Files
Charon/docs/plans/current_spec.md

283 lines
10 KiB
Markdown

---
title: "Migration to Alpine (Issue #631)"
status: "draft"
scope: "docker/alpine-migration"
notes: This plan has yet to be finished. You may add to but, ** DO NOT ** overwrite until completion of PR #666.
---
## 1. Introduction
This plan defines the migration of the Charon Docker image base from
Debian Trixie Slim to Alpine Linux to address inherited glibc CVEs and
reduce image size (Issue #631). The plan consolidates the prior Alpine
migration research and translates it into a minimal-change, test-first
implementation path aligned with current CI and container workflows.
Objectives:
- Replace Debian-based runtime with Alpine 3.23.x while maintaining
feature parity.
- Eliminate Debian glibc HIGH CVEs in the runtime image.
- Keep build stages compatible with multi-arch Buildx and existing
supply chain checks.
- Validate DNS resolution, SQLite (CGO) behavior, and security suite
functionality under musl.
- Review and update .gitignore, codecov.yml, .dockerignore, and
Dockerfile as needed.
## 2. Research Findings
### 2.1 Existing Plans and Security Context
- Alpine migration specification already exists and is comprehensive:
docs/plans/alpine_migration_spec.md.
- Debian CVE acceptance is temporary and explicitly tied to Alpine
migration:
docs/security/VULNERABILITY_ACCEPTANCE.md.
- Past Alpine-related issues and trade-offs are documented, including
musl DNS differences:
docs/analysis/crowdsec_integration_failure_analysis.md.
### 2.2 Current Docker and CI Touchpoints
Primary files that must be considered for the migration:
- Dockerfile (multi-stage build with Debian runtime base).
- .docker/docker-entrypoint.sh (uses user/group management and tools
that differ on Alpine).
- .docker/compose/docker-compose.yml (image tag references).

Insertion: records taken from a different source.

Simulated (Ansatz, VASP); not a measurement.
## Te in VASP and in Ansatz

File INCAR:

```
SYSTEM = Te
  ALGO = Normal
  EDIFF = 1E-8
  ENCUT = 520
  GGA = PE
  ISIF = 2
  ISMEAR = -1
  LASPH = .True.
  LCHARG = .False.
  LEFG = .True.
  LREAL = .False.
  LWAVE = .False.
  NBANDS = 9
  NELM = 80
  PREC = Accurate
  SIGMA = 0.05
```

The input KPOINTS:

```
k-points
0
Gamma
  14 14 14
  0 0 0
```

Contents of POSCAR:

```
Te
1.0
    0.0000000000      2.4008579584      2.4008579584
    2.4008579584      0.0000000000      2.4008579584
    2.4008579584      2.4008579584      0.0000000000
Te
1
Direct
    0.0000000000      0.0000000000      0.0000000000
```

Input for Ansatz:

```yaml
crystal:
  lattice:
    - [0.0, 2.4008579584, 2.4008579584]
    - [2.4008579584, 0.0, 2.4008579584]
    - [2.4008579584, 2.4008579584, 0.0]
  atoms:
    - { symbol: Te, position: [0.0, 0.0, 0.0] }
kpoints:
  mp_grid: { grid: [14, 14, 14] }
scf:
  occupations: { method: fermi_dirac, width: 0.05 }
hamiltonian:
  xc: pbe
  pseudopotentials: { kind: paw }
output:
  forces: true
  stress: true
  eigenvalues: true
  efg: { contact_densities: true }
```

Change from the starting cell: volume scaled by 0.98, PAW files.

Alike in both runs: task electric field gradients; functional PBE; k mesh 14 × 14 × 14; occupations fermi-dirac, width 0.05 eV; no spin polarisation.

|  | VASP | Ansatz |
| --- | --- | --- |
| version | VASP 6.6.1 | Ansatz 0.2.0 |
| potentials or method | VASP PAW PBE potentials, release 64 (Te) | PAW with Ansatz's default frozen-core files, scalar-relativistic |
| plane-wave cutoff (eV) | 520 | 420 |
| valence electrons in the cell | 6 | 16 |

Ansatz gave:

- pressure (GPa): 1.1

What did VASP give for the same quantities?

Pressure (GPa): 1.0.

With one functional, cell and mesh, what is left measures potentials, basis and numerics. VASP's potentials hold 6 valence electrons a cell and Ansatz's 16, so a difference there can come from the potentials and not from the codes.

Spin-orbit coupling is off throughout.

- .github/workflows/docker-build.yml (base image digest resolution and
build args).
- .github/workflows/security-pr.yml and supply-chain-pr.yml (build and
scan behaviors depend on the container layout).
- tools/dockerfile_check.sh (package manager validation).
### 2.3 Compatibility Summary (musl vs glibc)
Based on alpine_migration_spec.md and current runtime behavior:
- Go services and Caddy/CrowdSec are Go binaries and compatible with
musl.
- SQLite is CGO-backed; ensure CGO remains enabled and libsqlite3 is
available under musl, then validate runtime CRUD behavior.
- DNS resolution differences are the primary operational risk;
mitigation is available via $GODEBUG=netdns=go.
- Entrypoint uses Debian-specific user/group tools; Alpine requires
adduser/addgroup or the shadow package.
## 3. Technical Specifications
### 3.1 Target Base Image
- Runtime base: alpine:3.23.x pinned by digest (Renovate-managed).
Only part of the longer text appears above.